Comment by phire
> The fact that Intel managed to get them lined up for small loops to do 9x effective instruction issue is basically miraculous IMO
Not just small loops. It can reach 9x instruction decode on almost any control flow pattern. It just looks at the next 3 branch targets and starts decoding at each of them. As long as there is a branch every 32ish instructions (presumably a taken branch?), Skymont can keep all three uop queues full and Rename/dispatch can consume uops at a sustained rate of 8 uops per cycle.
And in typical code, blocks with more than 32 instructions between branches are somewhat rare.
But Skymont has a brilliant trick for dealing with long runs of branchless code too: It simply inserts dummy branches into the branch predictor, breaking them into shorter blocks that fit into the 32 entry uop queues. The 3 decoders will start decoding the long block at three different positions, leap-frogging over each-other until the entire block is decoded and stuffed into the queues.

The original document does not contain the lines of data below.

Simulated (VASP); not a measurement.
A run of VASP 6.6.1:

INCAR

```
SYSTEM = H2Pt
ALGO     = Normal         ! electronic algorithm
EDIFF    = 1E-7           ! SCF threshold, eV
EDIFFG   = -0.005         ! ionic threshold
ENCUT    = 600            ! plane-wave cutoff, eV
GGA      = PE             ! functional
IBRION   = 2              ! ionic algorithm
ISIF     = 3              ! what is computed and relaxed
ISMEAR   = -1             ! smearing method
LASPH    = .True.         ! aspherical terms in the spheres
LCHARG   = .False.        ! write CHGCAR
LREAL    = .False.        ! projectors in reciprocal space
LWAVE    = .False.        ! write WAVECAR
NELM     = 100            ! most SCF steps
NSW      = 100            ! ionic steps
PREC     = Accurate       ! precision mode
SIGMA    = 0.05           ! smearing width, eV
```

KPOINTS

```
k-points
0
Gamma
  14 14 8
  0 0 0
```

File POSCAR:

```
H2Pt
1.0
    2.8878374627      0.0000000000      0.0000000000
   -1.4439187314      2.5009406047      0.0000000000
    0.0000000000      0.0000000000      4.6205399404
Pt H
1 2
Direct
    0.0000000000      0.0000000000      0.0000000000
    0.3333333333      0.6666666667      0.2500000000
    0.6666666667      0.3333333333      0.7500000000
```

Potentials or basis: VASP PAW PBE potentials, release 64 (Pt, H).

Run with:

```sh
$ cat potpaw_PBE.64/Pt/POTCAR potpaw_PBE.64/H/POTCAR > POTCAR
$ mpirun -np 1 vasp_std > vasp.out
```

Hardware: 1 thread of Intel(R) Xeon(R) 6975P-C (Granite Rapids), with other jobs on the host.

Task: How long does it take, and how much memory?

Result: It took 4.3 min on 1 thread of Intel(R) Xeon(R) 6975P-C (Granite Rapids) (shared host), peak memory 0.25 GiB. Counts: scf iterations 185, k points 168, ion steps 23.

This design is absolutely brilliant. It seems to entirely solve the issue decoding X86, with far less resources than a uop cache. I suspect the approach will scale to almost unlimited numbers of decoders running in parallel, shifting the bottlenecks to other parts of the design (branch prediction and everything post decode)
Thanks for the explanation. I was wondering how the heck Intel did to make a 9-way decode x86–a low power core of all things. Seems like an elegant approach.